I have been interacting with Reserve Bank of India (RBI) for nearly 40 years, beginning with another Governor Malhotra back in 1986, and so I thought I could be forward enough to welcome you. To be sure, RBI is a completely different creature than it was back then, and more power to all the Governors and, no less, the smart and really committed staff for bringing it to where it is today.

Of course (as they say), a mother’s work is never done—and so, too, is the case  with RBI. You have doubtless a long list of areas that you need to/want to address and there are many skilled people around who will support you as you go forward. 

Nonetheless, I want to highlight one recent area of market dysfunction, which appears to have gone unnoticed, or certainly uncommented on. Over the past couple of years, domestic market liquidity has been bouncing between surplus and deficit conditions with alarming frequency. While RBI has a range of instruments that it uses to bring liquidity back to where it believes it should be, users of the market have no such support—there are no market instruments to hedge against higher volatility of liquidity conditions. 

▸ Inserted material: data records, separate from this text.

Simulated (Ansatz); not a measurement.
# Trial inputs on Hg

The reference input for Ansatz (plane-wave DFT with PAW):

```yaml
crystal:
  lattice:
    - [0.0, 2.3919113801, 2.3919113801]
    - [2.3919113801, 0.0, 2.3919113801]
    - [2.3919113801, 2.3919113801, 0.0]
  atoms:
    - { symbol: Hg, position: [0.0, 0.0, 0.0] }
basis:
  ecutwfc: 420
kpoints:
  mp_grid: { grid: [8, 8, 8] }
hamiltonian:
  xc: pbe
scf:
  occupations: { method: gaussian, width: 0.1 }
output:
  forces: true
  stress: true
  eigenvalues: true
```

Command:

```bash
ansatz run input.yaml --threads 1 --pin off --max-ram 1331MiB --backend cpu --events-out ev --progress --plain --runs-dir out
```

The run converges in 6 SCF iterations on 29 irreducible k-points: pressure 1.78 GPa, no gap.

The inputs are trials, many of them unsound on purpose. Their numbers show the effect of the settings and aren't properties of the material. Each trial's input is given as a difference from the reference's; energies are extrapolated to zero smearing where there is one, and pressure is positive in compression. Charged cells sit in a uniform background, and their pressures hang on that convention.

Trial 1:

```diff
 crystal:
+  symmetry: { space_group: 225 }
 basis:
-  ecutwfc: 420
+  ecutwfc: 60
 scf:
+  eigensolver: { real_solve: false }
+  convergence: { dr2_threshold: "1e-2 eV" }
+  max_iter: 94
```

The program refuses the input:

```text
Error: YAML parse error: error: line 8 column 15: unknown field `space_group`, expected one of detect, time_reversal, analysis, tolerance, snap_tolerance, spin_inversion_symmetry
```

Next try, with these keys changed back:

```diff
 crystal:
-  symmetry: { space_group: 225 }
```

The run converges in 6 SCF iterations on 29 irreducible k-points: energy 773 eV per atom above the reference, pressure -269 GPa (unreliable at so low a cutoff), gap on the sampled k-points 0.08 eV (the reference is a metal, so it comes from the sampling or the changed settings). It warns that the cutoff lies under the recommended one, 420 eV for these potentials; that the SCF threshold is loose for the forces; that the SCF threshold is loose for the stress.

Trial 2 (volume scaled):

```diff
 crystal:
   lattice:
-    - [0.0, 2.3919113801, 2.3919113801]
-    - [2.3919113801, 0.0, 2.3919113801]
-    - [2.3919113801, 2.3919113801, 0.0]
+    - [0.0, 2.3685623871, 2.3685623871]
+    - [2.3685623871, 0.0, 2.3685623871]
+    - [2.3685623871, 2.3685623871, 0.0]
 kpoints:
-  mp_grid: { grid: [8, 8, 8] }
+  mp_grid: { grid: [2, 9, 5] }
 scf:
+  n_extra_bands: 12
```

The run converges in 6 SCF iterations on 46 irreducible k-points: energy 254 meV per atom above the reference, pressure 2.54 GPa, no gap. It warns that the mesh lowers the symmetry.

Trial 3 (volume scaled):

Thus, banks are compelled to protect themselves by pushing up their lending spreads, which makes borrowing more expensive. Companies who need to manage their finance portfolios, end up having to keep “excess” liquidity buffers to protect against these potential cost rises, which renders their financial management inefficient. Both of these impacts reduce investment and, of course and as we have seen, growth. 

One of the causes of this volatility could be the increase of regular outflows due to GST and advance tax payments, as the economy has grown. However, another—and, in my view, RBI-made—reason is the huge volume of intervention that RBI has unleashed to try and keep rupee volatility contained.

Volatility is a natural property of any system of moving prices (market), and the volatility of prices of different elements of a market—say, exchange rates and interest rates—are linked to each other, depending on the degree of openness of the market. Thus, any attempt to staunch volatility in one part of a market automatically shows up in another, and a key part of RBI’s job is to keep choosing dynamically where (and how much) to allow volatility and where to contain it.

Significantly, FX market volatility is relatively easy for banks and companies to manage, unlike the volatility in liquidity conditions. The Indian FX market is deep, liquid and quite efficient, and it is relatively easy for users to get very narrow price quotations for volumes upto $50-100 million; again, a kudos to RBI for this. The Clearing Corporation of India Ltd (CCIL) offers a transaction platform to small and medium enterprises and individuals, where even small players can get reasonable FX pricing (depending, of course, on their banks).

Given this, it would seem much more sensible for RBI to manage the market in a way that permits higher volatility in a market (FX) where hedging risk is relatively easy and well-developed, rather than in a market (liquidity) where there is no straightforward way to hedge risk.

I conducted an analysis assuming RBI completely eschewed FX intervention as of January 1, 2023. The analysis showed that the USDINR spot rate today would have been 84.68, almost exactly the same as the actual value (84.70). Perhaps more importantly, with zero intervention over the period, RBI’s foreign currency assets (FCA) would have been about $540 billion as of today ($498 billion in January 2023, plus a net accretion of $44 billion over the period)—this is a huge $40 billion more than the current level of FCA, which have been falling sharply and currently stand at around $500 billion. recently fallen to a two year low of below $500 billion. In addition, RBI would have saved itself a huge amount of liquidity management activity and, as explained earlier, would have made it substantially easier for banks and companies to manage their liquidity positions, which would, in turn, have led to greater economic activity and better growth. (The analysis is a simplification since it assumes that the rupee, absent intervention, would have followed the dollar index [DXY] exactly.)

To be sure, the rupee would have been much more volatile, ranging between 79.50 and 85.50 (instead of the actual range of 81-84.75 over the past two years). The average volatility would have been around 6% (as opposed to 2%), which is not much different than the volatility that prevailed between 2018 and 2022, during which Indian companies were quite easily able to manage their risk. Indeed, I would also make the case that living in a reasonably modest volatility environment is very important for companies to be able develop and fine tune their skills at risk management, which is the price of admission to the global market. 

Modifying slightly what I said at the start, welcome to the market, Governor Malhotra.